Do I trust them? No I don’t. Does it concern me destroying prime agricultural land for ever? Yes it does. Would I say no to every development? I hope I would be balanced in judging each one in the real world that we live.

Last week Greg Hunt, the federal Environment Minister, approved the Shenhua Watermark coal mine on the Liverpool Plains in northern NSW on what all experts agree is amongst the best farmland in Australia.  It was a project first supported by Labor. Emotions are running high. Are hearts getting in the way of the head? Is there something else?

Map of the proposed mine site - courtesy of Shenhua Watermark project website
Map of the proposed mine site – courtesy of Shenhua Watermark project website

A matter of trust

Not solid trust
Not solid trust – Image by Stuart Miles

It’s a matter of trust. Do we trust all the reports the experts trot out?

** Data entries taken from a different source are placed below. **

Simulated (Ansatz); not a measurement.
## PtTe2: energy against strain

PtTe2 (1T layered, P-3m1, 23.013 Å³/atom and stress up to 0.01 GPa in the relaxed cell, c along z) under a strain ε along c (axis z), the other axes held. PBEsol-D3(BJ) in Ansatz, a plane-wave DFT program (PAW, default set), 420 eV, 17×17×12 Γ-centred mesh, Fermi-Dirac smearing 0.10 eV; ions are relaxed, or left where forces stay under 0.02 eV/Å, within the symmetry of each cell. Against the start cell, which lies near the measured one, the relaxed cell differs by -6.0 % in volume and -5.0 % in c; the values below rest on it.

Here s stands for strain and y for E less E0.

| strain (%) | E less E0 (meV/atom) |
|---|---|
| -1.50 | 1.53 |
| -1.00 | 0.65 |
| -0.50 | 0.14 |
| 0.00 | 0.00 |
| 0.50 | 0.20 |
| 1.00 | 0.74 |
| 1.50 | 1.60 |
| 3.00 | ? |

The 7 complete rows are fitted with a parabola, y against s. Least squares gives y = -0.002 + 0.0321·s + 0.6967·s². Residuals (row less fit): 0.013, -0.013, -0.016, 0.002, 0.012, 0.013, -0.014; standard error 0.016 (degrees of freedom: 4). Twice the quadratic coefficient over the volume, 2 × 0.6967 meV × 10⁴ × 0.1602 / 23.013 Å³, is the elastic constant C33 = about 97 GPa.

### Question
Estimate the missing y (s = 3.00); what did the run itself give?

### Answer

Having worked on the creative presentation of many investment documents over a number of years I have seen how well-meaning people have succumbed to fudging fundamental information to get a project over the line. (I am not talking about the Shenhua project).

I am talking about senior executives of the company that has created the investment, the professional accountants that put together the figures and the lawyers who structure the investments. Many have been with the top tier firms.

All of them, male and female, were upstanding people with families, promoting the highest ethics and professional standards. But they understood what their employer or clients wanted, and they understood to get the next job they had to perform on this job. That’s human nature I guess.

(I was complicit as well because I could have walked away from the jobs I worked on; in the end I did).

A matter of principle

It’s also a matter of principle. Land consumed in mining is not likely to be productive again, irrespective of what the promoters tell you. The natural habitat certainly won’t be returning anytime soon.

But we can’t stick our heads in the sand. We need to progress as a country; people need jobs and people all over the world need coal now and most likely into the future. The coal miners at least, are banking on it!

If we look at the Shenhua coal mine as an example, it is going to consume 2,670 ha (10,091 acres) of land. The critics will tell you this is 1.5 times the area of the City of Sydney and 1.1 times the City of Melbourne. It sounds big but it is actually the equivalent of 10 to 20 farms in that region that will be taken out of production. That is not going to break the agricultural bank.

And it is going to generate $300 million in upfront royalties to the NSW government, 600 jobs in construction and 434 jobs for the 30 years that the project is going to extract 5,000,000 tonnes of coal a year. Sounds good.

And here’s the BUT 

But what about the water aquifers that locals are worried about? Shenhua’s own research identifies that the closest aquifer is 900 m from the mine. “This buffer prevents the direct connection of water”, they say.

They report that they will remove 35.7 ML per annum of water on average and state that this is the “equivalent to about 25 per cent of the average pumping rate of 142 ML per annum from a single license agricultural bore… within 10 km of the Project boundary”.

And as Minister Hunt is quoted in the Fairfax media, “The project is subject to 18 of the strictest conditions in Australian history”. Why so and what happens if they inadvertently break those conditions and irreparable damage is done to the aquifers?

Agricultural Minister Barnaby Joyce, who is opposed to the mine, has the answer.  Again in the Fairfax media, he says, “If you destroy an aquifer, it doesn’t matter what conditions you put in there are about making good, you can’t make good. It’s gone.”.

In the end I am with Barnaby; I don’t like the risk to the greater region. Experts can get it wrong; they do every day. And with a water aquifer, once it is gone, it is gone and far more than 10,000 acres will be forever affected.

Chris Baynes is a columnist and publisher of Frank & Earnest. He is also the publisher of Villages.com.au, the leading national directory of retirement villages and aged care services in Australia.


Discussion1 Comment

  1. I think you could have a bit more faith in the experts and science. I just had a quick look at Pokolbin in the Hunter Valley on Google maps, I reckon there is at least half a dozen open cut coal mines within 30 kms of Pokolbin and have never heard of any ground water being contaminated. A good example on coal mines and very productive agricultural land working side by side.

    Wikipedia says:
    The Liverpool Plains are an extensive agricultural area covering approximately 1.2 million hectares of the north-western slopes of New South Wales in Australia.

    That means the mine takes up 0.002 of the Liverpool Plains. Hardly ruining the area.